Philadelphia v. Fidelity & Deposit Co.

Opinion by

Mr. Justice Moschzisker,

On December 11, 1907, the firm of Lynch Brothers contracted to erect a schoolhouse for the city of Philadelphia, to be finished by August 1, 1908. A percentage of the contract price was to be retained by the city until the acceptance of the building, and the sum of $3,723.58 for a period of twelve months after completion, as a guarantee for the sufficiency of the work. The Fidelity and Deposit Company of Maryland, the defendant, became surety on a bond given by the contractors under the city ordi*211nance of March 30, 1896, to secure payment to subcontractors and others for labor and materials supplied in the prosecution of the work. On November 14, 1907, the firm of Thompson Brothers, the use plaintiffs, contracted with Lynch Brothers to furnish labor and materials for certain portions of the work, and on May 14, 1908, they entered into an additional contract. At or before the time when the debt to Thompson Brothers became due and payable, they accepted a note from Lynch Brothers, dated December 2, 1908, for an amount sufficient to cover the balance now claimed, and with an express agreement that an extension of time should be granted until the maturity of the note. This note was renewed on four occasions, with like agreements for extensions till November 19, 1909; all of the renewals and extensions were without the knowledge or consent of the surety. There was a sufficient consideration to support the several extensions, and there is no claim that the notes were taken in payment of the debt. On or before November 18, 1909, the moneys retained by the city were paid to Lynch Brothers, who became insolvent before November 19, 1909, and on November 24, 1909, were adjudged bankrupts. On February 11, 1910, this suit was instituted against the defendant company as surety on the bond, claiming a balance due and unpaid for work and material furnished by the use plaintiffs, with interest “from October 19, 1908, the date when the work .... was completed." Affidavits of defense were filed averring the facts substantially as above set forth; the court entered judgment for want of a sufficient affidavit of defense, and the defendant has taken this appeal.

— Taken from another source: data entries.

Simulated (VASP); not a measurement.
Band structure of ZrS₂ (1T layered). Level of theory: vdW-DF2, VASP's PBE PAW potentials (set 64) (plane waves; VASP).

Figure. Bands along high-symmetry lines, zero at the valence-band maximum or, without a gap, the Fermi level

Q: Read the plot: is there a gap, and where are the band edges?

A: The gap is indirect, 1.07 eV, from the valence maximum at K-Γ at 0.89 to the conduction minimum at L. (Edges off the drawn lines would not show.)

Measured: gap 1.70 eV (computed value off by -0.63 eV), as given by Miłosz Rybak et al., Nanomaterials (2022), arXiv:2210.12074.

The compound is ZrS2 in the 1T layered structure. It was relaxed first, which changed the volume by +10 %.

The appellant contends that the extensions of time granted by the use plaintiffs to the contractors, without notice to or consent from the surety, released the latter from its liability on the bond. This would be true if the bond were an ordinary contract of suretyship with an individual as surety. But, as we said in the recent case of Young v. American Bonding Company, 228 Pa. 373: *212“The trend of all our modern decisions, federal and state, is to distinguish between individual and corporate surety-ship where the latter is an undertaking for money consideration by a company chartered for the conduct of such business. In the one case the rule of strictissimi juris prevails, as it always has; with respect to the other, because it is essentially an insurance against risk, underwritten for a money consideration by a corporation adopting such business for its own profit, the courts generally hold that such a company can be relieved from its obligation for suretyship only where a departure from the contract is shown to be a material variance. . . . While such corporations may call themselves surety companies, their business is in all essential particulars that of insurance. Their contracts are usually in the terms prescribed by themselves, and should be construed most strictly in favor of the obligee."

Here the bond was for the protection of subcontractors and others in the construction of a public building. It differs from the ordinary suretyship, in that it is not an obligation for the performance of any particular contract. It was given for the benefit of all persons who might furnish labor or material in the course of the work, whether the contracts for such labor and material were in existence at the time the bond was executed or not, and without regard to the terms of purchase, whether for cash or on credit. In its nature the obligation was more of a contract of insurance than of suretyship; so long as the extensions of credit did not go beyond the two year limit for suit fixed in the bond, and in the absence of fraud or unfair dealing on the part of the subcontractors to the prejudice of the surety, or of material harm actually suffered, the surety was not released. The surety does not aver any of these elements, but relies upon a presumption of injury because the moneys retained by the city were paid over before the expiration of the extensions. These moneys were not retained for the benefit of the surety, but, in the words of the contract, “as a guarantee that . . . . *213(the contractors) .... shall keep all of said work done by them in good order and repair for said period of twelve months; ” nor could the subcontractors have enforced their claim against this fund: Lesley v. Kite, 192 Pa. 268.

We find no direct averment in the affidavits of defense that the surety was actually harmed by the extensions granted to the contractors, and the facts as stated therein are not sufficient in themselves to raise such a presumption. For all that appears, the contractor may have paid every cent of the cash received to other material men or mechanics who did work upon the building. In a case of this kind, there is no presumption that the surety company is harmed, the prejudice must be made to appear, and the suggestion of mere contingencies or possibilities is not enough.

The assignments of error are overruled and the judgment is affirmed.